I need to know how many combinations are possible from these, if I must select at least one (but can choose more than one) from each table

Question

I have a very simple permutation question that I can't figure out on my own. So, I have

{A, B, C}

and

{D, E, F}

I need to know how many combinations are possible from these, if I must select at least one (but can choose more than one) from each table. For example, it could be (A,D), (AB,D), (ABC,D), (A,DEF), etc. (Note that, (AB,D) would mean the same thing as (BA,D).)

For {A,B} {C,D}, I know it is 9 because I manually wrote all of the possible combinations but I get stuck if its higher than 3,4.

I am trying to figure this out because although I have written code that incorporates all of the combinations I am not sure how many combinations there are. How do you solve this?

The actual tables have:

2 entries, 2 entries, 8 entries, 2 entries, 11 entries respectively. Once I figure out the basics, I will try to apply that on the actual tables.

Answer 1

It looks like you're taking a non-empty subset of each set. If a set has $n$ elements, then the number of subsets equals $\binom n0 + \binom n1 + ... + \binom nn = 2^n$.

(If you're not familiar with this formula, consider that each element can be "in" or "out" of the subset. So each element has two options, thus yielding $2^n$ possible subsets.)

But since you don't want the empty set you should subtract $1$ (since $\binom n0 = 1$). So the number of non-empty subsets of a given set with $n$ elements is $2^n - 1$.

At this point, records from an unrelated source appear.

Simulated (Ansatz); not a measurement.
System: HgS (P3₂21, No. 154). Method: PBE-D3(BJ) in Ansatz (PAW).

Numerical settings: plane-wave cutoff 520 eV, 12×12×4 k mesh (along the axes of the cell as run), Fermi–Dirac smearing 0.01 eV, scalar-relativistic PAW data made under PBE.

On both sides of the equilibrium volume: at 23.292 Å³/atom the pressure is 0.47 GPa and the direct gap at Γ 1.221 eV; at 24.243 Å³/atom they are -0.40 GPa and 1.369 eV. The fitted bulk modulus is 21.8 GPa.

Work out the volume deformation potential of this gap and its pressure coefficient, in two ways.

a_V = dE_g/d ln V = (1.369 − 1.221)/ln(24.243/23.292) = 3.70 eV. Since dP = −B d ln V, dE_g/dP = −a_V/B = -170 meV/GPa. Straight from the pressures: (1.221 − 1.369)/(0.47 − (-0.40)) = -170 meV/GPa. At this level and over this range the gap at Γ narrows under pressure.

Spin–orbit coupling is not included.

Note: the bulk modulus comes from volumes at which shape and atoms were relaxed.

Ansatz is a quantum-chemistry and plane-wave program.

Since your sets have, respectively, $2$, $2$, $8$, $2$, and $11$ elements, the total arrangements you're looking for is $(2^2-1)\cdot(2^2-1)\cdot (2^8-1) \cdot (2^{2} - 1) \cdot (2^{11} - 1)$.

If you have sets with $n_1, n_2, n_3,\ldots n_i$ elements, then you would have $$(2^{n_1}-1)\cdot (2^{n_2}-1) \cdots (2^{n_i}-1)$$ combinations.